NEW DELHI, India — This week, when the Dalai Lama addresses the world’s largest Buddhist monastery outside of Tibet, in Tawang, Arunachal Pradesh, he will deliver a message of peace and serenity. But in the leadup to the Buddhist leader’s visit to the northeast Indian state, New Delhi has had to endure a nail-biting onslaught of provocations from Beijing.
Towards the end of the summer, the Indian media reported that China’s military had launched almost daily cross-border incursions, though China disputed their accuracy. Citing Indian military sources, Indian media claimed a Chinese military unit crossed into Kashmir and painted “China” on some rocks to provoke Indian troops, and that China has begun building military structures across the border from Kashmir for the first time since the 1962 war between India and China.
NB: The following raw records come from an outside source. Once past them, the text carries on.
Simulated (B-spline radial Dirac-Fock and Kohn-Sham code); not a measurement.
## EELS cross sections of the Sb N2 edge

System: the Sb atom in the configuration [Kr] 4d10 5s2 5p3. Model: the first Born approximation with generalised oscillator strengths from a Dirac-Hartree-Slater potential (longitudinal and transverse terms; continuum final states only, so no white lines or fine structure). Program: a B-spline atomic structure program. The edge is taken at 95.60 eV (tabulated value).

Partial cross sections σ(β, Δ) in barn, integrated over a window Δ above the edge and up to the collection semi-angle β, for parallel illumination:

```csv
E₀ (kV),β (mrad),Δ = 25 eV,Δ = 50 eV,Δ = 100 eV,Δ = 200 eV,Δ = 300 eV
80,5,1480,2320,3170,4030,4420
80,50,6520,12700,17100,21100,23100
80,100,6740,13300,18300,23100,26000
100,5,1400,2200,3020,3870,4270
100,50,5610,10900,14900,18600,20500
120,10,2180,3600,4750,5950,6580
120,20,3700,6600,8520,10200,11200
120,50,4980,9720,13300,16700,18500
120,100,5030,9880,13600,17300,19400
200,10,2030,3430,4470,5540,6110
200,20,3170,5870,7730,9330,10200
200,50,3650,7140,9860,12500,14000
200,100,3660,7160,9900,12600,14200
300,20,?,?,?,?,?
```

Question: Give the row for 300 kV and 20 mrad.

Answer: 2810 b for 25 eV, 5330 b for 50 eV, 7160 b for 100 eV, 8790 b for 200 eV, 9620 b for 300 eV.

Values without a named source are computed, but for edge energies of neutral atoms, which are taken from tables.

Meanwhile, Beijing has taunted New Delhi by issuing visas to residents of Kashmir on a separate sheet of paper rather than in their Indian passports, flaunting the disputed sovereignty over the state. And the People’s Republic has ramped up its attacks on the Dalai Lama, who has lived in northern India since his exile from Tibet in 1959.
Frightening as the rhetoric and incursions may seem, Indian security experts say China is not preparing for a military attack, nor is this really the outpouring of anger over the nationhood aspirations of a few monks.
“It’s true that in the overall sense, China is militarily far superior to us,” said former Indian foreign secretary Kanwal Sibal. “But in Tibet they’re overextended and Arunachal Pradesh is a long, long way from their bases.”